The Southern Sociological Society is organizing their 2015 annual conference in New Orleans around the theme of “Stalled Revolutions? Gender Inequality in the 21st Century” with the question mark specifically indicating recognition that it is debatable whether or not the gender revolution has stalled at all and, if so, to what degree.
In conjunction with the conference theme, I am currently devising a session on “sport and stalled revolutions”. The description of the session is as follows:
SPORT AND STALLED REVOLUTIONS 3: HOMOPHOBIA IN MEN’S SPORTS
Sport has long been considered a homophobic social institution, one where heteronormative conceptions of masculinity prevail and homosexuality must be closeted. Indeed, until recently there were no active male players in any of the major sporting leagues who were openly gay. Yet, in just the past few years a number of high profile athletes (Jason Collins, Robbie Rogers, Michael Sam) have declared a non-heteronormative sexual identity while still actively playing sports at an elite level. Interestingly, these announcements have often been met not with condemnation, but open declarations of support from teammates, coaches, and administrators.

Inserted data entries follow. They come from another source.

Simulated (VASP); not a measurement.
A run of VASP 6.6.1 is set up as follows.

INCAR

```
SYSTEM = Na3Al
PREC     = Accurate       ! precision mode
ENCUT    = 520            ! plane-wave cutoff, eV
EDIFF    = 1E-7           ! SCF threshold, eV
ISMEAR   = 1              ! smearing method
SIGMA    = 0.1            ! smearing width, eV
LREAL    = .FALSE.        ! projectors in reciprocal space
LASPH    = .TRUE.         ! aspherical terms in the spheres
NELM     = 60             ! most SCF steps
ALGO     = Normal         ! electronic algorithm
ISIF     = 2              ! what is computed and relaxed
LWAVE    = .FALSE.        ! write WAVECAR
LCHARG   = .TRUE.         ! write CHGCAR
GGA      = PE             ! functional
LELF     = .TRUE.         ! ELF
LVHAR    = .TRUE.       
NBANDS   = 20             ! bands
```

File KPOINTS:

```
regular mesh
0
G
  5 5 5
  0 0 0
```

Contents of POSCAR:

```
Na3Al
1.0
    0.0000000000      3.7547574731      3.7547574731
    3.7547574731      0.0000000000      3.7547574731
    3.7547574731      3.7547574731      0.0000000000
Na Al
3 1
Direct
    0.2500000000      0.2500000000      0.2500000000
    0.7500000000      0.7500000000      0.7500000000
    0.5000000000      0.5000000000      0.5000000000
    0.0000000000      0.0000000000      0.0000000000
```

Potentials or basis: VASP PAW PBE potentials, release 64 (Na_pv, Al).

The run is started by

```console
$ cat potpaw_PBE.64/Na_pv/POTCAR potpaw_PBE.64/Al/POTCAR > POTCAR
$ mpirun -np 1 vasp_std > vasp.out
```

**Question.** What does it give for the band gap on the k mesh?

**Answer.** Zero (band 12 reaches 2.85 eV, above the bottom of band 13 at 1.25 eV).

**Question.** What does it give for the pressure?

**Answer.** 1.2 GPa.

Therefore this session seeks to query, in conjunction with the conference theme, the role of sport as a social institution in generating a more equal society regarding sexuality. We seek papers that address the following questions either generally or as a part of a more grounded empirical study: In what ways has sport provided a powerful setting for articulating alternative conceptions of male sexuality? In what ways does it reinforce existing conceptions? What are the possibilities and problems of attempts to generate social change via sport? How does sport compare to other institutions characterized by stalled revolutions (e.g. work, family)?
If you would like your paper considered for this session, please submit the following to Daniel Buffington (email@example.com) by Wednesday, October 15:
1) the title of the paper
2) name, affiliation, and contact information for each author
3) an extended abstract of approximately 450-550 words
***note that at least one author on each paper must be a member of SSS for the paper to be considered (per SSS policies)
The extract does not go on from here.